The Internal Revenue Service (IRS) has taken the failure to disclose foreign assets very seriously. Taxpayers that neglect to disclose this information can face serious fines and potential criminal charges.
Who needs to file and FBAR? The United States government requires taxpayers with ownership or signature authority over a foreign asset that was valued above $10,000 at any point during the tax year file the Report of Foreign Bank and Financial Accounts (FBAR). This form is due June 30.
The form is not uncommon. The IRS' most recent data reports 1,163,229 FBARs were filed in 2015.
What if a taxpayer has yet to report foreign assets to the IRS? Taxpayers that failed to disclose foreign assets in the past have an opportunity to come into compliance. The IRS offers an Offshore Voluntary Disclosure Program (OVDP). This program offers taxpayers an opportunity to voluntarily bring these assets into compliance with applicable tax laws. In exchange for stepping forward and coming into compliance, the IRS will reduce any potential penalties that would accompany non-compliance.

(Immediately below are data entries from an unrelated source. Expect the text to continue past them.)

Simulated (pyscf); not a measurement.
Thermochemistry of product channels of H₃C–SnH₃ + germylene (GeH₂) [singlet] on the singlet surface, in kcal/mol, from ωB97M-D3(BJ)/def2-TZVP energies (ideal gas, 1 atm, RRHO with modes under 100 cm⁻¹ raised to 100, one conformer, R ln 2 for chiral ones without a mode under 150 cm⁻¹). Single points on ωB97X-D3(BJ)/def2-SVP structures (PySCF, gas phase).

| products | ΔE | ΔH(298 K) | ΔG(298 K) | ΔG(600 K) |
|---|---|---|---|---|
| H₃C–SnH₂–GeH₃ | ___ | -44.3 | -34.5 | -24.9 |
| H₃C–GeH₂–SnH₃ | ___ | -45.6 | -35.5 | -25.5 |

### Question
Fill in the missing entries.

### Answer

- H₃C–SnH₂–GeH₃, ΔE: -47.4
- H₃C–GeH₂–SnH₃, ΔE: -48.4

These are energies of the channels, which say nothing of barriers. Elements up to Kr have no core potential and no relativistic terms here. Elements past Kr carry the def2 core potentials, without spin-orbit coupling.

The agency recently announced the program will be coming to an end. The government has scheduled to OVDP to sunset on September 28, 2018. In some cases, the failure to comply is the result of a lack of awareness of the requirement, in others taxpayers may have hoped to avoid tax obligations. Regardless of the reason, it is wise for those who are not in compliance to review their options and move forward with compliance efforts before the OVDP comes to a close.